The experiment involves the direct synthesis of H₂O₂ from H₂ and O₂. H₂O is used as the mobile phase, and a specifically designed high-temperature, high-pressure fixed-bed reactor system is set up to meet these conditions. Raw gases and H₂O are introduced from the bottom of the reactor to react with the catalyst to produce H₂O₂. As H₂O exits the reactor, H₂O₂ is carried out and separated via a gas–liquid separator. The exhaust gas then enters the gas chromatograph and gas mass spectrometer for the online detection of gas composition and concentration. The H₂O₂ concentration in the liquid phase is subsequently measured by a UV spectrophotometer.

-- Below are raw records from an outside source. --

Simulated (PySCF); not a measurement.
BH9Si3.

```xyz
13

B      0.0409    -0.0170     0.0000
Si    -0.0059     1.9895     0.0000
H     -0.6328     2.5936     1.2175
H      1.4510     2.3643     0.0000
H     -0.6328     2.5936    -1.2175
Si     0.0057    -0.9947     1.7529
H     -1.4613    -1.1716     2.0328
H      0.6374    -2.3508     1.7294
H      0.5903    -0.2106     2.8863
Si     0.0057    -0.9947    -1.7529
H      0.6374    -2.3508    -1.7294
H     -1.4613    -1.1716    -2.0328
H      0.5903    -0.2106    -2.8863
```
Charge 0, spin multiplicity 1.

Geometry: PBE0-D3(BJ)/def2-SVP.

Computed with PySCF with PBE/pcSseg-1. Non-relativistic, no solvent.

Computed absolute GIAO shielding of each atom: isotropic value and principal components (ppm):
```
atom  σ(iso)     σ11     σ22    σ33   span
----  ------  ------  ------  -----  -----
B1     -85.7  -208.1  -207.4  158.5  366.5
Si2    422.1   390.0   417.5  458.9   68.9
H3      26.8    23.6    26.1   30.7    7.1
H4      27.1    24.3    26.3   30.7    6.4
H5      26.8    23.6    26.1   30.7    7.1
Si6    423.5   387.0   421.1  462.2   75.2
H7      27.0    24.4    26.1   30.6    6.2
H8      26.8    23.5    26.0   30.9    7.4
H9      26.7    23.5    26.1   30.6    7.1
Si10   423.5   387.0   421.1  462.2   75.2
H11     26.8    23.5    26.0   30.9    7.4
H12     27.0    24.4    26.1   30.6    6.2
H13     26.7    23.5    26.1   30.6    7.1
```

H₂O₂ selectivity and H₂O₂ productivity were calculated according to the following equations:

$${\mathrm{H}}_2{\mathrm{O}}_2 \mathrm{selectivity} \left(\%\right)={\displaystyle \frac{mol of{ \mathrm{H}}_2{\mathrm{O}}_2}{mol of converted {\mathrm{H}}_2}}\times 100\%$$

(1)

$$r_{{\mathrm{H}}_2{\mathrm{O}}_2}={\displaystyle \frac{c_{{\mathrm{H}}_2{\mathrm{O}}_2}\times F_{{\mathrm{H}}_2\mathrm{O}}}{m_{cat}\times S_{Pd}\times Di{s}_{Pd}/M_{Pd}}}$$

(2)

where $c_{{\mathrm{H}}_2{\mathrm{O}}_2}$ is the concentration of H₂O₂, mol/L; $F_{{\mathrm{H}}_2\mathrm{O}}$ is flow rate of water, L/s; $m_{cat}$ is the catalyst mass, g; $S_{Pd}$ is the Pd loading, wt%; $Di{s}_{Pd}$ is the Pd dispersion; and $M_{Pd}$ is the molecular weight of Pd, g/mol.

3.4. Catalyst Characterisation

XRD measurements were performed using a Bruker D8 Advance instrument with the following conditions: voltage 40 kV, current 40 mA, Cu-Kα radiation source (λ = 1.54056 Å), diffraction range 10–80°, and a typical scanning speed of 0.4 °/min.

The SSAs and pore volumes of the catalysts were measured using the Micromeritics ASAP-2460 automatic rapid surface area analyzer (Micromeritics Instrument Corporation, Shanghai, China). The measurement conditions were as follows: the catalyst samples were placed in a vacuum oven and dried at 50 °C for 72 h. Prior to measurement, the samples were degassed with nitrogen at 100 °C for 12 h. The specific surface area of the catalysts was then determined at −196 °C.

AC-STEM was performed using a TECNAI G2 F20 transmission electron microscope manufactured by FEI (Hillsboro, OR, USA). The measurement conditions were as follows: working voltage of 200 kV. The samples were thoroughly ground and dispersed in anhydrous ethanol for 1 h of ultrasonication. Afterward, a droplet of the clear middle liquid was placed on a copper grid using a pipette, and the sample was left to dry as the ethanol evaporated before being placed in the sample chamber.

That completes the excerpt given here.